Asking for help doesn’t come naturally to me. I’ve always been what you might call fiercely independent. Like, lift-the-washer-by-myself-in-flip-flops kind of independent. I was DIY-ing before YouTube existed and way before the TickeyToks started showing folks how to turn mason jars into chandeliers and wooden pallets into chicken coops. If something needed doing, moving furniture, building a kitchen island, changing the oil and blades on my lawnmower, I’d just put my hair up in a ponytail, roll up my sleeves, and mutter, “I’ve got this.” No help needed. Possibly just some Advil and a heating pad afterward.

I remember one day, I was getting ready to install a backsplash. I’d just opened a shiny new wet tile saw when Nolan, who was maybe 11, looked at the saw, then at me, then back at the saw like he was watching an episode of When Projects Go Wrong.

“Um, Mom… do you think maybe you should ask someone for help who knows what they’re doing?”

I laughed. “Nope. I’ll figure it out.”

That’s been my life motto: I’ll figure it out.

Years ago, before I returned to the world of finance, I started a homemade ice cream company. Our dairy farm was struggling, and I wanted to create value out of something we had plenty of—milk. We lived less than an hour from a college with a dairy incubator lab, the only one of its kind in the country at the time.

Only one teensy little issue: I didn’t know how to make ice cream. Or run a business. Or market anything besides sarcasm. But was that gonna stop me? Bless it, no.

The lab director asked me what my plan was to create, manufacture, and run an ice cream company.
I smiled, all bright-eyed and delusional. “I’m going to figure it out.”

He handed me a hefty book called Ice Cream. Turns out, this wasn’t a little-of-this, dash-of-that kind of situation. Ice cream is a science. You’ve got to calculate fats and solids using something called the Pierson Square Formula. I nodded like I knew what that meant. I did not.

I took the book home, studied it like scripture, scribbled notes, ran formulas, and cried real, actual, ugly tears. Weeks later, I walked back into his office with mascara-smudged defeat, and handed him the book.

“Thank you… but I don’t think I can do this.”

He asked a few questions about what I wanted the ice cream to be like, picked up the phone, made one call, and handed me a printout.

“Here’s your Ives Cream formula,” he said with a kind smile. “Katie, you don’t have to know everything. You just have to ask for help.”

Whew. There it was.

Fast forward to when we joined Good Life. Suddenly, I had a team. Actual grown-ups who know things. People who don’t try to wrestle with Excel formulas at midnight or threaten to toss the printer out the window. Folks who exist to take some pressure off so we can focus on what really matters—our clients.

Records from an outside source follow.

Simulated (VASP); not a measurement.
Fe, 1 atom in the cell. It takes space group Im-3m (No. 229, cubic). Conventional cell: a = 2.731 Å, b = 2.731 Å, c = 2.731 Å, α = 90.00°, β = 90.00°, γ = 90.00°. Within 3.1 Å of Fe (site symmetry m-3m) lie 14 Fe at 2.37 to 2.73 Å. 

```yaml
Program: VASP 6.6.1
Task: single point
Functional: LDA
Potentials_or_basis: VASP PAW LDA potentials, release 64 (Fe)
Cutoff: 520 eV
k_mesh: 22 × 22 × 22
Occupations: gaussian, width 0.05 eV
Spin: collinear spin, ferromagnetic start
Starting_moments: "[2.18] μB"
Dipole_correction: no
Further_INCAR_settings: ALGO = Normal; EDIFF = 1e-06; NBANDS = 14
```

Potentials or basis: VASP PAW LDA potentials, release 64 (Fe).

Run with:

And yet... I still catch myself spending half an hour trying to fix a spreadsheet or troubleshoot a tech issue like I’m auditioning for IT Survivor. That’s when Josh, our Advisor Liaison and my unofficial Jiminy Cricket, gently reminds me:

“Katie, you’ve got a team for that. Ask for help.”

I’m learning. Slowly. I don’t have to carry everything on my own. Or all the groceries in one trip, even though I’m absolutely going to try.

Now that I’ve had a few more birthdays, I feel every single “I’ll do it myself” decision in my back, hips, and sometimes deep in my soul. I’m convinced I still have freezer-moving trauma from the Ives Cream days. These days, I save the heavy lifting for when my boys come over. And sometimes I even let them carry two bags at once. Look at me go!

Asking for help doesn’t make us weak. It makes us wise. And slightly less sore in the morning.

Jesus told His disciples that even though He would be leaving them in body, they wouldn’t be alone:
“I will ask the Father, and He will give you another Helper…” (John 14:16).

So, as we navigate our new Southern Pines office, two locations, and new clients, I’m learning to pause, take a deep breath, and just ask for help.

I’ve got a team for that. And Lord, I’m so thankful.

We were never meant to do it all by ourselves. Even if we do own a wet tile saw.